Wednesday, August 5, 2015

Etiquette: Have We Any Manners?



Have We Any Manners? Look at Our Ancestors and Take Courage!

"OUR ancestors do continually surprise us, but what can exceed the amazement, perfectly justifiable, that comes with our first glimpse at the approved etiquette books of only a generation or a century or two ago? It is comforting to believe' that our sires and their dames were the pinks of courtesy and good breeding, irrespective of their nationality or their station In life. But were they?

To the fair minded who study the novels, the jest books and the courtesy books contemporary with their lives — lives lived perhaps in the shadow of a palace— it is not always evident. And, except to the very young, who cannot see beneath the glittering surface, the exaggerated bows, the overpolished compliments, the kissing of perfumed hands and the spreading of velvet cloaks over muddy crossings seem theatrical and decidedly tiresome in an age that believes in such things as democracy, international conciliation, coeducation, pragmatism!

Today one of the most popular and amusing fallacies among the nations is that we Americans have no manners whatever; that all our women are selfish, strident-voiced, overdressed Daisy Millers; that all our men chew tobacco, hide behind newspapers at breakfast and dine in their shirt sleeves. And yet many old cosmopolitans and travelers, who claim to be discriminating in the matter of good manners, solemnly declare that we can well afford to be criticised by both Paris and Berlin.

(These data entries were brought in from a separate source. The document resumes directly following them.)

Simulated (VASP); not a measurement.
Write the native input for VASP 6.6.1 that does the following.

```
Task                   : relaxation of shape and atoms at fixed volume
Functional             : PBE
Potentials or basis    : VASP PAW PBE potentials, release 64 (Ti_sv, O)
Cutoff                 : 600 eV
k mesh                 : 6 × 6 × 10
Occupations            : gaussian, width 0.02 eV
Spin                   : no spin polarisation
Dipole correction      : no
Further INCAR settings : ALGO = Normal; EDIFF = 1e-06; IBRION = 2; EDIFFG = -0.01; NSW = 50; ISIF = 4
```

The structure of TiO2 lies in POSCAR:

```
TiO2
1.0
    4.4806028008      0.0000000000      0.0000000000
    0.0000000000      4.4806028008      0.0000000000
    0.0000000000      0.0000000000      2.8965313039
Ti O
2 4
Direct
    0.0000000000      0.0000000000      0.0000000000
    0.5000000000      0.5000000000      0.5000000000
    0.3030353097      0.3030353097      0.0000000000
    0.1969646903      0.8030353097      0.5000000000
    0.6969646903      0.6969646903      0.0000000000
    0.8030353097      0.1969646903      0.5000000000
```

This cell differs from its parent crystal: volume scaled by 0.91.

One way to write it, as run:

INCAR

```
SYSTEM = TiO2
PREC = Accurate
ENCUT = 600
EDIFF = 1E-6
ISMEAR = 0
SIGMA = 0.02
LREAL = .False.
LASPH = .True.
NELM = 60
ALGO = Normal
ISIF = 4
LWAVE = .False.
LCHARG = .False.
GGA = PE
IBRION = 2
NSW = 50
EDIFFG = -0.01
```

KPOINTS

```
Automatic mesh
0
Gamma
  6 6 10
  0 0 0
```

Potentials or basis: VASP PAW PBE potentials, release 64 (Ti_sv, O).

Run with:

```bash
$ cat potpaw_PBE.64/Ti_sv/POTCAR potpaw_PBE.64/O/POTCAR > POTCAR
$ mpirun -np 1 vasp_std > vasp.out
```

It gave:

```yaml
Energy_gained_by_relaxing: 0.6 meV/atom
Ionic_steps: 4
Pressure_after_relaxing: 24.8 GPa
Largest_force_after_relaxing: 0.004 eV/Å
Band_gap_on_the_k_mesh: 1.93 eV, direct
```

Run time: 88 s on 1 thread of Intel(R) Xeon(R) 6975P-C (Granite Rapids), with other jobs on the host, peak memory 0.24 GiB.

We are a ridiculously new, composite race, but are we not an intelligent one— Indisputably benign, introspective, emulative, sympathetic and fond of laughter? To us a perusal of the etiquette books that only a century or two ago went through innumerable editions in all the great cities of Europe reveals this important, this unpleasant fact: that the immediate descendants of all the picture gallery folk, so picturesque in powdered wigs, swords, brocades and lace frills were in danger of inheriting the manners of snobs, boors and pigs only. While their background and courtly manners were extremely decorative, we must not regret that they have passed away forever.
         

Society has outgrown the romantic drama period. It is learning to think. Good breeding is founded only upon the Gibraltar of simple human kindness; but society has not always been kind and considerate and manners have ever fluctuated with the tides of fashion. The following dicta from a famous courtesy book were penned by a certain man of affairs for real people, who considered themselves the perfect flower of enlightenment. The glamour of this gentleman's century has faded away.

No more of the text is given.